Ok, since I have like four mcs in my novel, I want to show the story from all of their points of view. Which would be easy enough, if they were together through the majority of the novel. In the first novel of the series, they don't start working together until near the end. Also they are born near the beginning of the novel, and its ending is when they are in their early twenties. So I was thinking about doing it like this, in chapter A I would show a few years of Character A's life and then in chapter B I woud show charater B's life for a few years. So on and so forth until they meet up. Though I have a couple worries about doing this. One is that it might end up reading like four different stories put together. The other one is that like for example, chapter A and chapter B would be happening in the same time frame. They would both be showing the same five or so years of their respictive character's life. Now I wouldn't be really repeating the same stuff, since they're in different areas, but I'm worried about confusing the reader. Also I might have to include the time and date at the beginning of each chapter. So what do you guys think of this idea.
Robert Silverberg's The Book of Skulls is set up in this manner. Four MC's, each chapter told from the POV of one of the MC's. It worked really well. Like so many things, it's all in the execution. In Silverberg's book, each change of POV and associated chapter change had a reason. It wasn't just, "Ok, I'm done talking with this guys brain, time for the next one." See?
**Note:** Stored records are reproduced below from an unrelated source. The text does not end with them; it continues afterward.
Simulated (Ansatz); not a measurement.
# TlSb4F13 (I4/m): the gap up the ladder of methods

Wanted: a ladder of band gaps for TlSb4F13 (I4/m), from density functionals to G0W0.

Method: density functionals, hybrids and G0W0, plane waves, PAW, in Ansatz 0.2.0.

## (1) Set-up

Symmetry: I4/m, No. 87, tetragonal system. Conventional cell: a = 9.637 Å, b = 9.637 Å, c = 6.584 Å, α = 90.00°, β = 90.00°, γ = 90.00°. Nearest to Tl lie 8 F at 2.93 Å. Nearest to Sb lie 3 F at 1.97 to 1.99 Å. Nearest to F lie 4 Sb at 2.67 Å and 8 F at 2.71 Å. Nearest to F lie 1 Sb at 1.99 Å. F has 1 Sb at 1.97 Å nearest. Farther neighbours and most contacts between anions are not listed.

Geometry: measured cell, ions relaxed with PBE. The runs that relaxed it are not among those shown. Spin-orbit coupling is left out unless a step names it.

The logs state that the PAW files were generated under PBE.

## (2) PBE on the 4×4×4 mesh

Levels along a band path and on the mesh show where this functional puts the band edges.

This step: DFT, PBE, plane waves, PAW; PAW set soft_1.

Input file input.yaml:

I'd avoid stamping each chapter with a date, personally, although I have seen that on occasion. I'd prefer to synchronize mores subtly, for example by events observable by more than one character. It might be world events in a modern setting, or a major storm's arrival. Once the reader is aware that you replay the timeline from different perspective, the cues can be more subtle; a scuffle in a tavern heard in passing by one character, another character in an earlier or later chapter is involved in that fight, etc. In the novel I'm working on, the action is linear for each of the main characters, but chapters alternate between the distant past for an extremely long-lived character to a time in our future for other characters, until their lives intersect in that future. The context makes the time jumps very apparent without using dates - in fact, the earliest times aren't even reckoned in terms of any modern calendar. When the timelines converge, I will be using events to synchronize the characters. Besides, events are easier for the reader to keep track of than dates and times.
Absolutely. And for the love of Sliced Bread, don't make me refer to a table or a chart of times, dates, names, or places. I see that in a book, the book goes back on the shelf at Borders, unpurchased.
I never thought about that. I too have a novel that has a few different MC's, although their's really only one primary MC that the stories plot is built around while the other MC's are directly connected.